Hacker Newsnew | past | comments | ask | show | jobs | submitlogin
Ancient secrets of computer vision (pjreddie.com)
274 points by bjourne on Nov 9, 2021 | hide | past | favorite | 54 comments


It's nice, but missing the most valuable (and simplest) take from computer vision: the Hough transforms.

Let's take the circle Hough transform as it's one of the most enlightening ones!

Say you are looking for a circle of a given diameter. After a binarization to make the edge stand out, make all the potential points "vote" for a circle center.

The method is simple: using a matrix, you +1 all the points that are as far from this point as the radius of the circle will allow.

Do this for every point, and take the max: https://en.wikipedia.org/wiki/Circle_Hough_Transform

Simple, and works in guaranteed time.

Extension 1: if you don't know the radius, apply iteratively for a range of values, then again, take the max: if you imagine how it works (or code it as an example then animate the result), it's like doing a "mathematical" focus.

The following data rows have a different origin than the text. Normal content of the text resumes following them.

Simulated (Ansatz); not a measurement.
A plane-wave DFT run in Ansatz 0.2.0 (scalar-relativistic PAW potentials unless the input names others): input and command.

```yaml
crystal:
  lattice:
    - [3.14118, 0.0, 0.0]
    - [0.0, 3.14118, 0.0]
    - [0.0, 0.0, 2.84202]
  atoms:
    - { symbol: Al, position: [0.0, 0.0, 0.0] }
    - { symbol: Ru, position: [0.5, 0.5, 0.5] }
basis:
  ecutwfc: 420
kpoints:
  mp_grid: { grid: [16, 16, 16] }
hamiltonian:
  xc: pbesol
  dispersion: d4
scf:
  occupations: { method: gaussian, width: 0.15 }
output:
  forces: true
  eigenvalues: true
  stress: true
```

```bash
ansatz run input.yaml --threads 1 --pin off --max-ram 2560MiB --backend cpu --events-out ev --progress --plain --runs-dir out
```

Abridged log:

Extension 2: if it's too costly to do a dense exploration of the space of values for the radius, while you know there's only one circle, do a gradient descent on the increase.

Extension 3: If there are more that one circle, other techniques exist - the easiest to picture are based on the maximization of variance of the distribution of values in the matrix resulting from the binarization, but you can also use 2d lattices and other fun tricks.


I agree it's very cool, but I have found it to be surprisingly poor in certain scenarios.

A "faint" circle will often score worse than 2 high-contrast parallel lines that happen to be the right distance apart, since the lines manage to trigger pixels along 20% of a circle's arc and their contrast massively inflates their score compared to the faint circle (higher edge pixel density).

It seems like there should be a simple way to weight the results by how dispersed within the circle's arc the pixels are, but I've never dug any further, after hitting this problem I had to move on.


My initial reaction is that adding an angle parameter would help. A circle should have votes from many angles while lines will vote from only a portion of the circle. With some added weight from angled convergence the faint circle could score higher.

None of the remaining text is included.